Now for data to upload, we'll load all required data as different Dataframes

In [None]:
import os
import pandas as pd
import numpy as np

s3_folder = "s3://truera-examples/data/census_income/" # path where you download the census_income quickstart data

data = pd.read_csv(s3_folder + "data_num.csv")
labels = pd.read_csv(s3_folder + "label.csv")
predictions = pd.read_csv(s3_folder + "predictions.csv")
# Feature Influences can be computed using local explainer
feature_influence = pd.read_csv(s3_folder + "feature_influence.csv")

### Step 3. Create Background split for Feature Influence

In [None]:
tru.add_data_split("background_split", data, id_col_name="id")

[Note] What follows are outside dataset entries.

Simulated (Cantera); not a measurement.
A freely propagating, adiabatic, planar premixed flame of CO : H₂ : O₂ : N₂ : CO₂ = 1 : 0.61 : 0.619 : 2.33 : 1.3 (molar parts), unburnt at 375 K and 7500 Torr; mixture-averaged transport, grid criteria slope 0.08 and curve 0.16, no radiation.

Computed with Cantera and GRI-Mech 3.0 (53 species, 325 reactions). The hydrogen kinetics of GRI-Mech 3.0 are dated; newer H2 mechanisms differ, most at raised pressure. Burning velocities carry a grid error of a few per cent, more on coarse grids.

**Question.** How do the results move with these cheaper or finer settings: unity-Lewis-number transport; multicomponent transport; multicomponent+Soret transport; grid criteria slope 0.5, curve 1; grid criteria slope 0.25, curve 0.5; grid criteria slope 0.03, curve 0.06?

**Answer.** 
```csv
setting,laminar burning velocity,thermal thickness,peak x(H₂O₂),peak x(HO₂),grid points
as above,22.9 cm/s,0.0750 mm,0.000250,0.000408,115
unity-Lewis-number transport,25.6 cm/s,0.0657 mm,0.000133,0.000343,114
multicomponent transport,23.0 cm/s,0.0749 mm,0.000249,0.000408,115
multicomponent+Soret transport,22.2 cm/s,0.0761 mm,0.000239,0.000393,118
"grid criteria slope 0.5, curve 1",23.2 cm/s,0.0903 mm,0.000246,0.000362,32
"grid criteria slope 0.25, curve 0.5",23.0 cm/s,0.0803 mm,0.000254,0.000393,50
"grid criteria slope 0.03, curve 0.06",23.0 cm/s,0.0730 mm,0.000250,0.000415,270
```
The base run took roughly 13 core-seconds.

### Step 4. Add a virtual model

In [None]:
model_name = "quickstart_demo"
tru.add_model(model_name)

### Step 5. Add split data, labels, predictions and feature influences

In [None]:
tru.add_data_split("demo-all", 
                   data, 
                   label_data=labels, 
                   prediction_data=predictions,
                   feature_influence_data=feature_influence, 
                   split_type="all", 
                   id_col_name="id")

### Validation

Post upload you should be able to validate the data by making following calls:

**To validate feature influence**

In [None]:
tru.get_feature_influences()

**To validate predictions**

In [None]:
tru.get_ys_pred()

**To validate label data**

In [None]:
tru.get_ys()